Page MenuHomePhabricator

InstCombinePHI: Partial simplification of identity operations
ClosedPublic

Authored by kuhar on Jul 30 2015, 8:00 AM.

Details

Reviewers
majnemer
jmolloy
Summary

Consider this code:

...
BB:
  %i = phi i32 [ 0, %if.then ], [ %c, %if.else ]
  %add = add nsw i32 %i, %b
  ...
`

In this common case the add can be moved to the %if.else basic block, because adding zero is an identity operation. If we go though %if.then branch it's always a win, because add is not executed; if not, the number of instructions stays the same.
This pattern applies also to other instructions like sub, shl, shr, ashr | 0, mul, sdiv, udiv | 1.

Diff Detail

Repository
rL LLVM

Event Timeline

kuhar updated this revision to Diff 31027.Jul 30 2015, 8:00 AM
kuhar retitled this revision from to InstCombinePHI: Partial simplification of identity operations.
kuhar updated this object.
kuhar set the repository for this revision to rL LLVM.
kuhar added a subscriber: llvm-commits.
jmolloy requested changes to this revision.Aug 3 2015, 2:51 AM
jmolloy added a reviewer: jmolloy.
jmolloy added a subscriber: jmolloy.

Hi Jakub,

Thanks for working on this! I've got a bunch of comments from this first round of review.

Cheers,

James

lib/Transforms/InstCombine/InstCombinePHI.cpp
784

"if *a* PHI node"

787

"we can hoist this instruction into only one of the incoming blocks"

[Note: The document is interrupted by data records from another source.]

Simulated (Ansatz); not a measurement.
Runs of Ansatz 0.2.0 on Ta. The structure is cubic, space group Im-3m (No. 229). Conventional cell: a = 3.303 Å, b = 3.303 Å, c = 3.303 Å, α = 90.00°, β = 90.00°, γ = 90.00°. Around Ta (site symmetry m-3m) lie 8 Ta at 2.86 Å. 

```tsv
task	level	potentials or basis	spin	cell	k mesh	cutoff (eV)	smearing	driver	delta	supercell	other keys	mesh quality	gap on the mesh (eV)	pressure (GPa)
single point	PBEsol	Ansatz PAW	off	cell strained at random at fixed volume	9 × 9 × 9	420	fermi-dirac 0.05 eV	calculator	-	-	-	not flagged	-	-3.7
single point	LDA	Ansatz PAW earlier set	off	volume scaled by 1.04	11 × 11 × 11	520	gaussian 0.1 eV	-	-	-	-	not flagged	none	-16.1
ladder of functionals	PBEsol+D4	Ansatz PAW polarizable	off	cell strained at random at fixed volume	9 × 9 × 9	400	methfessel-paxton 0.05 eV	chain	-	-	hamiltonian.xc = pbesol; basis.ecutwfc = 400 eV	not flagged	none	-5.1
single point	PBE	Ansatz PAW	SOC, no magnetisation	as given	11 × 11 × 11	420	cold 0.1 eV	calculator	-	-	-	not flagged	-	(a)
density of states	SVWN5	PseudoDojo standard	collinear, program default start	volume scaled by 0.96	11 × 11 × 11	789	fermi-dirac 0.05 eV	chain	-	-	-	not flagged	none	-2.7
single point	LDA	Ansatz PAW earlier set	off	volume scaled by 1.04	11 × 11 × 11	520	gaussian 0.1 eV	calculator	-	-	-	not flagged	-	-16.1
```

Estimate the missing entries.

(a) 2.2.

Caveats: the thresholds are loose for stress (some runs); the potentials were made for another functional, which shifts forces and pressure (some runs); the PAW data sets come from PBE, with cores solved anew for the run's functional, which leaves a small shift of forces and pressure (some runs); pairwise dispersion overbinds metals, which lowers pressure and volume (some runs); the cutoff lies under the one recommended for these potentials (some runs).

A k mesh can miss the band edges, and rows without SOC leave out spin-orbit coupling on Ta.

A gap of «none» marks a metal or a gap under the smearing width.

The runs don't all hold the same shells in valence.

The use of "hoist" is important, I think.

795

There are a lot of ternary operators (x ? y : z) going on in this function, and it's a bit difficult to assert that they're all correct.

What I'd like to see is some ascii-art of the situation, with each of the nodes having a name. Then variables refer to those names later, which means I don't get confused which node OpOperandIdx refers to!

C        V
  \      /
   Phi
X  |
 \  |
   Op

Something like that? ^

809

Remove braces and put break on its own line.

817

Same as line 809, and for the rest.

818

No parens () around the second expression.

838

You need to handle the case where dyn_cast returns nullptr here.

843

Same as line 838.

846

I think this second check is unnecessary. As the terminator leads to the block with the PHI in, any instruction that dominates the terminator must also dominate PN.

856

What is this doing? What situation can cause whatever this is checking against?

865

Better to use a cast<> rather than a C-style cast for PNUser.getOpcode(); that's safer:

auto *NewInst = Builder.CreateBinOp(cast<BinaryOperator>(PNUser).getOpcode(), LHS, RHS);
cast<BinaryOperator>(NewInst)->copyIRFlags(&PNUser);
This revision now requires changes to proceed.Aug 3 2015, 2:51 AM
kuhar marked 7 inline comments as done.Aug 4 2015, 2:44 AM
kuhar added inline comments.
lib/Transforms/InstCombine/InstCombinePHI.cpp
838

If it returns null, we are fine and can continue (ex. value that is a function parameter).

843

saa

846

Well, sometimes it is necessary when things get little more tricky. Consider duff's device with the do-while inside a switch. You end up with such IR:

for.cond:                                         ; preds = %for.body, %entry
  %i.0 = phi i32 [ 0, %entry ], [ %inc, %for.body ]
  %cmp = icmp eq i32 %i.0, 100
  br i1 %cmp, label %for.end, label %for.body

for.body:                                         ; preds = %for.cond
  %conv = trunc i32 %i.0 to i16
  %idxprom = sext i32 %i.0 to i64
  %arrayidx = getelementptr inbounds [100 x i16], [100 x i16]* %Array, i64 0, i64 %idxprom
  store i16 %conv, i16* %arrayidx, align 2
  %inc = add nsw i32 %i.0, 1
  br label %for.cond

for.end:                                          ; preds = %for.cond
  %arraydecay = getelementptr inbounds [100 x i16], [100 x i16]* %Array, i64 0, i64 0
  br label %sw.bb.10.i

do.body.i:                                        ; preds = %sw.bb.10.i
  %incdec.ptr.i = getelementptr inbounds i16, i16* %incdec.ptr29.i, i64 1
  %0 = load i16, i16* %incdec.ptr29.i, align 2
  %add2.i = add i16 %add32.i, %0
  %incdec.ptr5.i = getelementptr inbounds i16, i16* %incdec.ptr.i, i64 1
  %1 = load i16, i16* %incdec.ptr.i, align 2
  %add8.i = add i16 %add2.i, %1
  %2 = add i16 %add8.i, %4
  br label %sw.bb.10.i

sw.bb.10.i:                                       ; preds = %do.body.i, %for.end
  %3 = phi i16 [ %add8.i, %do.body.i ], [ 0, %for.end ]
  %from.addr.2.i = phi i16* [ %incdec.ptr5.i, %do.body.i ], [ %arraydecay, %for.end ]
  %n.2.i = phi i32 [ %dec.i, %do.body.i ], [ 17, %for.end ]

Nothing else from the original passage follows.